Bauman and his family are blue-collar Bostonites, and director David Gordon Green, whose curiously pendulous career has swung between indie dramas (Joe) and goofy stoner comedies (Your Highness), doesn’t shirk from this reality. Every scene with Jeff’s family crackles off the screen, offering the best and worst tropes of a Boston working-class family. They might sometimes seem clichéd, but Green pulls no punches in a warts-and-all approach.
Queen of this brood is Miranda Richardson as Jeff’s mother Patty, a pissed-up matriarch who bellows baritone Massachusettisms through puffs of cigarette smoke and glugs of cheap Chardonnay. If Jeff is a screw-up, Patty is the tree he fell from. Richardson’s larger-than-life turn might not be for everyone, but she’s impossible to ignore, and threatens to steal focus from everyone she shares a screen with.
This includes Tatiana Maslany, as Jeff’s on-off girlfriend Erin. Her performance is impressive, and equally as vulnerable as Gyllenhaal’s — but despite Stronger being
sold as a romance, her character occasionally feels like a motivational tool for Jeff to work towards. (Plus, the redemptive-power-of-love theme rings a little hollow when you learn that the real couple separated shortly after filming concluded.)

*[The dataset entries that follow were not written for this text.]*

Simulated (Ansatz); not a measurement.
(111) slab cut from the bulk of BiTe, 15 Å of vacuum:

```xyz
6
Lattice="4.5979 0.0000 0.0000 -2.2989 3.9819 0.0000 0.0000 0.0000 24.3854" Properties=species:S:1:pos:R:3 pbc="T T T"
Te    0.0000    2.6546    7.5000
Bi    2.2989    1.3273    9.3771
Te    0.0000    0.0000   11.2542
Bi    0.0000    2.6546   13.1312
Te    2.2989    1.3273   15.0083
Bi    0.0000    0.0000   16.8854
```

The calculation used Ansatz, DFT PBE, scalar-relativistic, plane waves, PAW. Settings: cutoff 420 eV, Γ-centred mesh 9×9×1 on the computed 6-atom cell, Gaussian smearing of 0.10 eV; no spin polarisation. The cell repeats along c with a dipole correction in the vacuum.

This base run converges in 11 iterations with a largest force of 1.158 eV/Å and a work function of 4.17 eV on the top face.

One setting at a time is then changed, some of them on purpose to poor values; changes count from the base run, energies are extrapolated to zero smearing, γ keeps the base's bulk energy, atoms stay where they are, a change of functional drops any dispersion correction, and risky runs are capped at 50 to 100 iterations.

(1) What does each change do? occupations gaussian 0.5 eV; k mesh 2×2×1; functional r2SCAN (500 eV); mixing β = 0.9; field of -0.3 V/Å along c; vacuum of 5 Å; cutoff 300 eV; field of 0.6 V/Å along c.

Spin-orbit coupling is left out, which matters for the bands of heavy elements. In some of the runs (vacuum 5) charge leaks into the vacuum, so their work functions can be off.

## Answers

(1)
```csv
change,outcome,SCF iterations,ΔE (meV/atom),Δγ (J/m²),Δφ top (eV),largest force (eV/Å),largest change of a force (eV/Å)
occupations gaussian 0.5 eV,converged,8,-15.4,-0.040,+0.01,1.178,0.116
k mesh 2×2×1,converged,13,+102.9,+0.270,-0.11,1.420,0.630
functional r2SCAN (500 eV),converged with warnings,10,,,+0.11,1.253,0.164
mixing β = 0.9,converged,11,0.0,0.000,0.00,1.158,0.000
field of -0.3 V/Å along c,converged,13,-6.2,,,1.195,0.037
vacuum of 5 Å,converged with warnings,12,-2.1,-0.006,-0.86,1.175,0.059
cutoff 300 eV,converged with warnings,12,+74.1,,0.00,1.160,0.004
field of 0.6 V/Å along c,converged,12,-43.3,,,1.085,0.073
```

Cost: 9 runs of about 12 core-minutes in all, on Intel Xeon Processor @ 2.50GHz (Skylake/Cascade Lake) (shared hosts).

Things do veer into predictability in the final act as Jeff cleans up his act and begins to embrace the hero mantle with which he’s
been bestowed. At this point, what started as a sensitive study on trauma and its aftershocks devolves into a conventional Inspirational Prestige Drama, and it’s less interesting because of it. There’s still a definitive movie to be made around the Boston bombings — although Stronger does come close.